ProofOfInclusion is valid only if the key is present in the trie.

func ProofOfInclusionFromBytes

func ProofOfInclusionFromBytes(data []byte) (*ProofOfInclusion, error)

func (*ProofOfInclusion) Bytes

func (p *ProofOfInclusion) Bytes() []byte

func (*ProofOfInclusion) Read

func (p *ProofOfInclusion) Read(r io.Reader) error

func (*ProofOfInclusion) String

func (p *ProofOfInclusion) String() string

func (*ProofOfInclusion) Validate

func (p *ProofOfInclusion) Validate(root trie.VCommitment, value ...[]byte) error

Validate check the proof against the provided root commitments if 'value' is specified, checks if commitment to that value is the terminal of the last element in path

func (*ProofOfInclusion) Write

func (p *ProofOfInclusion) Write(w io.Writer) error

type ProofOfPath

type ProofOfPath struct {
}

ProofOfPath is a proof of some existing path in the state, which also proves absence of some key

type TrustedSetup

type TrustedSetup struct {
	Suite         *bn256.Suite
	D             uint16
	Omega         kyber.Scalar  // persistent
	LagrangeBasis []kyber.Point // persistent. TLi = [l<i>(secret)]1
	Diff2         []kyber.Point // persistent
	// auxiliary, precalculated values
	Domain        []kyber.Scalar // non-persistent. if omega != 0, domain_i =  omega^i, otherwise domain_i = i.
	AprimeDomainI []kyber.Scalar // A'(i)

	ZeroG1 kyber.Scalar // aux
	OneG1  kyber.Scalar // aux
	// contains filtered or unexported fields
}

TrustedSetup is a trusted setup for KZG calculations with degree D. The domain of Lagrange polynomials is either defined by powers of omega, assuming omega^i != 1 for any 0<=i<D or, of omega == 0, it is 0, 1, 2, ..., D-1 The secret itself must be destroyed immediately after trusted setup is generated. The trusted setup is a public value stored for examples in a file. It is impossible to restore secret from the trusted setup [x]1 means a projection of scalar x to the G1 curve. [x]1 = xG, where G is the generating element [x]2 means a projection of scalar x to the G2 curve. [x]2 = xH, where H is the generating element

func TrustedSetupFromBytes

func TrustedSetupFromBytes(suite *bn256.Suite, data []byte) (*TrustedSetup, error)
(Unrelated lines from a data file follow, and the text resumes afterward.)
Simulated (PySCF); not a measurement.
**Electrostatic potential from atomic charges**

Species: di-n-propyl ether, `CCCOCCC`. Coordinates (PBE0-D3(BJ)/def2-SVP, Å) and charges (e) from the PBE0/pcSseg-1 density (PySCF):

TrustedSetupFromBytes unmarshals trusted setup from binary representation

func TrustedSetupFromFile

func TrustedSetupFromFile(suite *bn256.Suite, fname string) (*TrustedSetup, error)

TrustedSetupFromFile restores trusted setup from file

func TrustedSetupFromSecretNaturalDomain

func TrustedSetupFromSecretNaturalDomain(suite *bn256.Suite, d uint16, secret kyber.Scalar) (*TrustedSetup, error)

TrustedSetupFromSecretNaturalDomain uses 0,1,2,.. domain instead of omega

func TrustedSetupFromSecretPowers

func TrustedSetupFromSecretPowers(suite *bn256.Suite, d uint16, omega, secret kyber.Scalar) (*TrustedSetup, error)

TrustedSetupFromSecretPowers calculates TrustedSetup from secret and omega It uses powers of the omega as a domain for Lagrange basis Only used once after what secret must be destroyed

func TrustedSetupFromSeed

func TrustedSetupFromSeed(suite *bn256.Suite, d uint16, seed []byte) (*TrustedSetup, error)

TrustedSetupFromSeed for testing only

func (*TrustedSetup) Bytes

func (sd *TrustedSetup) Bytes() []byte

Bytes marshals the trusted setup